Using the current time doesn't tell you definitively whether you timed out of the wait or not, true. As I noted in the first place. But I'm at a loss to understand why this distinction matters to you. Either it timed out, or the notification occurred just a tiny bit before the timeout, or the notification occurred a more substantial amount of time ago, but the system has been unable to get around to running the thread yet. In all of these cases, what it boils down to is that the code has taken too long to get to this point, right? Aren't these all equivalent to timing out? What different action do you need to take here?

[Dan]: I really don't understand why they don't let you know you timed out.

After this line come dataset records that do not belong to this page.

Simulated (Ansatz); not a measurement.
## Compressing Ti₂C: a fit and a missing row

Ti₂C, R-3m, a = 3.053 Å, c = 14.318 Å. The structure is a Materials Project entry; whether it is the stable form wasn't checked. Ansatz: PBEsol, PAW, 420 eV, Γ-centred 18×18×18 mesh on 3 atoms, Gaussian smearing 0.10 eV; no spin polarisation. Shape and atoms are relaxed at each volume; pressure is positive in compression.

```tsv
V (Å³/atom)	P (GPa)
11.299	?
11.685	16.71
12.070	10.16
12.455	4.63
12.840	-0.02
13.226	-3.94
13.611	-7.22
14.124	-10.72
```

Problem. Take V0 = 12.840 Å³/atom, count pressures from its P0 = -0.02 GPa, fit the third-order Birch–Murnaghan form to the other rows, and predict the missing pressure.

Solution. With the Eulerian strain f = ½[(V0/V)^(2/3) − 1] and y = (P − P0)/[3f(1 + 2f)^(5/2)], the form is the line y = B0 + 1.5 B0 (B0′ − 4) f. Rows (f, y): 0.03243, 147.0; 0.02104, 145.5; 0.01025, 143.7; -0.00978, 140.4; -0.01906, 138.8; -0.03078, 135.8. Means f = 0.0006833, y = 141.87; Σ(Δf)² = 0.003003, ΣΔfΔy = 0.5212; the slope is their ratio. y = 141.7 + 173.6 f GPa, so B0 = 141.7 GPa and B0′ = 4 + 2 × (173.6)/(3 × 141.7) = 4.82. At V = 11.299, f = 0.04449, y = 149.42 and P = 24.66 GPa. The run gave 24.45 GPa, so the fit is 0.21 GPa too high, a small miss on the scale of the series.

Returning a boolean seems like a reasonable thing they could have done here. Maybe it didn't occur to them, or maybe they thought it might create a tiny performance hit. Honestly, the number of times you really need to know this is very small in my opinion, and I think there's always some workaround available.

[Dan]: My application's users care about two things:

1. the state, as they can't do the action without the proper state


There's no problem with this one, right?

[Dan]: 2. If it's taking too long, they want to quit the action attempt

I don't see why that second one isn't valid, nor how i can honor that without a timeout in wait (i.e. keeping it from blocking too long).



the second one is valid, but I don't see why System.currentTimeMillis() is not enough info for you to determine whether it's "taking too long".

You're waiting for some state transition, right? Just check if the current state fulfils the condition you need to continue. If it does, then you might as well continue, regardless of what the clock says. If not, and the clock tells you that timeout has occurred, then stop. How does this not meet your needs?

[EFH]: Depending on the particulars, it may or may not be possible to be notify()ed when the state is not what you want.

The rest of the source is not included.